Up to R100bn in new mining ventures held up by delays in implementing mining cadastre

Up to R100bn in new mining ventures held up by delays in implementing mining cadastre
Mining operations at Anglo American's Isibonelo Colliery. (Photo: Phillip Mostert / Anglo American)

A mining cadastre provides information and data including geological data, mining jurisdictions, the issuance of mining permits, expiry dates on already-issued licences, and available mining and prospecting rights. No such system is currently in place in South Africa.

South Africa’s mining industry was once world-leading but now only accounts for around 4% of mining production worldwide. This decline in output is coupled with significant declines and volatility in global investment in the South African mining sector. This has led to South Africa being declared one of the most unattractive mining investment countries.

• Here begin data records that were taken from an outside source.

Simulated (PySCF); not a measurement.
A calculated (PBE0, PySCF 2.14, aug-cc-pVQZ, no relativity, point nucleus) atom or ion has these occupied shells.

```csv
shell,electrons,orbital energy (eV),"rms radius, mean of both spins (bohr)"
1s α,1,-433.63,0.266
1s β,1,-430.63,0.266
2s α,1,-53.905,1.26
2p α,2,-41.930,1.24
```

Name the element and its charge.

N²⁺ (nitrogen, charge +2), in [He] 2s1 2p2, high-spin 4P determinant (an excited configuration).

Despite this, South Africa’s economy still largely relies on its mining industry for much of its economic output and exports. However, recent and long-run data highlights the South African mining sector’s struggles to grow and attract investment despite some bright spots. All signs are pointing towards mining becoming a sunset industry.

Most of these issues are being levelled at the feet of the South African Mineral Resources Administration System (Samrad), which has been labelled dysfunctional and opaque. Given these persistent problems, the Department of Minerals, Resources, and Energy (DMRE) has, as part of efforts to reignite and strengthen the ever-weakening mining sector, hailed its latest initiative, a mining cadastre (considered a gold standard in the industry), as the silver bullet designed to stop the seemingly unending corruption linked to the awarding of mining licences in the hopes of clawing in much-needed investment.

A mining cadastre is an online portal that provides pertinent information and data to the public, such as a country’s geological data, mining jurisdictions, the issuance of mining permits, expiry dates on already-issued licences, and available mining and prospecting rights, among others.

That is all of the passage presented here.